I'm trying to turn a Nagios-NRPE check into a Check_MK one. The first one is:
check_procs -w 10 -c 15 -C crond
My attempt is to use the State and coung processes
rule but it always raise a critical alert. The parameters of my rule are (extracted from the rules.mk
configuration file):
'process': 'crond'
'okmax': 10
'okmin': 1
'warnmax': 15
'warnmin': 11
As the WATO config screen says nothing about critical thresholds, I have guessed the values outside these thresholds above raise a critical alert.
My problem is: when this rule is active, an critical alert is raised even when the number of processes found is inside the OK threshold.
The Status detail
of the alert is
CRIT - 7 processes (ok from 1 to 15)CRIT 1620.6 MB virtual, 28.2 MB resident, 2.7% CPU
Then, I cannot understand this behaviour and I feel that I misunderstand the check_MK threshold parameters or I'm missing something.
Can you help me?
Thanx in advance.
As I suspected in my question last paragraph, I misunderstood the check_MK threshold parametes.
These are the python code lines found in ~/share/check_mk/checks/ps
:
state = 0
if count > params["warnmax"] or count < params["warnmin"]:
state = 2
infotext += " (ok from %d to %d)(!!)" % (params["okmin"], params["okmax"])
elif count > params["okmax"] or count < params["okmin"]:
state = 1
infotext += " (ok from %d to %d)(!)" % (params["okmin"], params["okmax"])

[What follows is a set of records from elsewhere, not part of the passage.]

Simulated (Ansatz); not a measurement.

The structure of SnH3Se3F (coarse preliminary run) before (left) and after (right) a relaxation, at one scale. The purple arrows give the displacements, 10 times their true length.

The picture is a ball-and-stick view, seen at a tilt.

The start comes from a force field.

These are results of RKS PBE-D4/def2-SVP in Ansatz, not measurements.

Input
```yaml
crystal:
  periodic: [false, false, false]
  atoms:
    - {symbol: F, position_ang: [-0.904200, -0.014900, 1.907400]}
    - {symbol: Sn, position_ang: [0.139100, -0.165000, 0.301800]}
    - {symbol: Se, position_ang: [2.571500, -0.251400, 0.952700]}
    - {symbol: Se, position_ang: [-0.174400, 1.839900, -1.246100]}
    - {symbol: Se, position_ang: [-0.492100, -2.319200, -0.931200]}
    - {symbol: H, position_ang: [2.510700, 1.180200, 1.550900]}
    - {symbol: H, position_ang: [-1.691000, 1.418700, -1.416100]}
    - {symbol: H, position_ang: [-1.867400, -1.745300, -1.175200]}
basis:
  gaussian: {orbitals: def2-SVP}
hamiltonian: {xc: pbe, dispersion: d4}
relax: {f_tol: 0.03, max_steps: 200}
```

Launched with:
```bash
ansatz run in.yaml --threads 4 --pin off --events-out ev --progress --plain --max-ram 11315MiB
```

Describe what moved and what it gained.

So any value lower than warnmin
raises a critical alert. Thus, in order to prevent this, the warn
interval must include the ok
one. In my example, the warmin
value should be lowered down to match the okmin
one.
'process': 'crond'
'okmax': 10
'okmin': 1
'warnmax': 15
'warnmin': 1
In mathematical terms, the ok
interval must be a subinterval of warn
one.
I wrongly guessed these intervals should not overlap, but actually they must.